The Super Mario Bros. Movie is directed by Teen Titans Go! producer-directors Aaron Horvath and Michael Jelenic from a screenplay by Matthew Fogel. Illumination’s Chris Meledandri and Mario creator Shigeru Miyamoto produced.

Very few of the reviews out there so far are overwhelmingly glowing or critical of the film, as represented by its current 54% Rotten Tomatoes aggregate score and 49 Metacritic rating.
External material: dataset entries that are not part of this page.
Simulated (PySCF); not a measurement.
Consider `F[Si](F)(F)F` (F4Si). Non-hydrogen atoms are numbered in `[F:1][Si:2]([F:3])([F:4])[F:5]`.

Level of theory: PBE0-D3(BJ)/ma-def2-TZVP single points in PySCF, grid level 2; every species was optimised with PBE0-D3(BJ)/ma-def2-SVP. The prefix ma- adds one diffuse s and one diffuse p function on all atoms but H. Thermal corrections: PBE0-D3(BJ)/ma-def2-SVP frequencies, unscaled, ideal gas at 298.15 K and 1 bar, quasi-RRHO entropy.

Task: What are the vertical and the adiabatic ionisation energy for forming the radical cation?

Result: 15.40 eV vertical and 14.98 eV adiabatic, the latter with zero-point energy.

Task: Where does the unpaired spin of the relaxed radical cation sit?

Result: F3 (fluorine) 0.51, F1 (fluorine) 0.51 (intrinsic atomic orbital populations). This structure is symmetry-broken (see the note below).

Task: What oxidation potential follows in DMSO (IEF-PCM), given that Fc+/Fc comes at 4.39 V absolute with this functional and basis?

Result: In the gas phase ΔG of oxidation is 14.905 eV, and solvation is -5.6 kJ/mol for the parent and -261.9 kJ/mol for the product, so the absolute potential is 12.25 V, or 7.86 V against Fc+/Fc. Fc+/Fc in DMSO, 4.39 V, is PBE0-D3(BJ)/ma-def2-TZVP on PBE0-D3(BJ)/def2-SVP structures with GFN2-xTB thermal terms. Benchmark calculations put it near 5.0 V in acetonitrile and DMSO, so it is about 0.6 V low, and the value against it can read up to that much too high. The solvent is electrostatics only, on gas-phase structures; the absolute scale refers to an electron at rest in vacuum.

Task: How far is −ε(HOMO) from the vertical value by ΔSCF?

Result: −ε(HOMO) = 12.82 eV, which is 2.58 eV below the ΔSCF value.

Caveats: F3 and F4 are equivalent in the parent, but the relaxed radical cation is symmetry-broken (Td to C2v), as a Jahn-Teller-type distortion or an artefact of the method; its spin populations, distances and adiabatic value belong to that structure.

Many reviewers agreed that because the film was made to appeal to the widest audience possible it missed out on creating something particularly good or memorable. The consensus seems to be that the film is essentially comfort food. Good enough to entertain for 90 minutes, but not something likely to stand out for much more than what will surely be a tremendous box office run.

A common complaint among critics is that the Mario character is a bit of a bore. Without getting into the Chris Pratt debates that have been raging since his casting was announced, the film suffers from a lead character that has no real story of his own. Mario has been around for decades, and Nintendo has intentionally kept him as a bit of a blank slate. It’s similar to the problems that Disney faces with implementing Mickey Mouse in any kind of content that requires a sophisticated narrative or character growth. It’s not in the interests of these media companies to develop the characters that already net them billions.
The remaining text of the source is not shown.